As the ANC-led alliance is determined to “secure hegemonic control of all the levers of power in society” (including the judiciary, which is a considerable seat of power) it is inevitable that satisfying that ANC policy goal has taken primacy in decision-making and even cadre deployment on the Bench. The stout defence of this latter unconstitutional malpractice given to the Zondo Commission by the President holds no water and will surely be criticised in its report.
Mogoeng has no track record within the ANC. He was an apartheid-era prosecutor in Mafikeng swiftly elevated to the local bench where he quickly rose to the rank of judge president.

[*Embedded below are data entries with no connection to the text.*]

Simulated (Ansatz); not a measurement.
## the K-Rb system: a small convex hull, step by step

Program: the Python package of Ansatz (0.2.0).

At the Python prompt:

When he presented himself as a candidate for the Constitutional Court to the meeting of the JSC held in Kliptown, he was asked if it was true that he is a lay preacher. He confirmed this and appeared to be pleased to hear the dry response of one commissioner that “it shows”.
The religious beliefs of Mogoeng probably account for his unique unreasoned dissent in Dey, in which the defendants had superimposed the face of their teacher, Dr Dey, on a photograph of one of two naked and apparently masturbating men. Dey sued and succeeded.
It is difficult to be a religiously conservative person in a secular dispensation that guarantees a full range of liberal human rights to all and regards the Constitution and the rule of law as supreme.
Much later in his career, Mogoeng participated in a webinar in which his biblically based support of Israel got him into hot water with supporters of a free Palestine. He was hauled before a disciplinary structure whose adverse findings he is currently disputing. Not exactly a feather in the cap of any chief justice.
Mogoeng has been widely praised for his judgment in the Nkandla matter, in which the court was called upon to interpret the meaning of the phrase: “The Public Protector has the power… to take appropriate remedial action.” Zuma initially contended that these words do not imply that the remedial action is binding, but by the time the case was heard in Braamfontein he had abandoned this contention on the advice of his legal team led by JJ Gauntlett SC. In effect, the judgment was one by default because no counterargument was put up.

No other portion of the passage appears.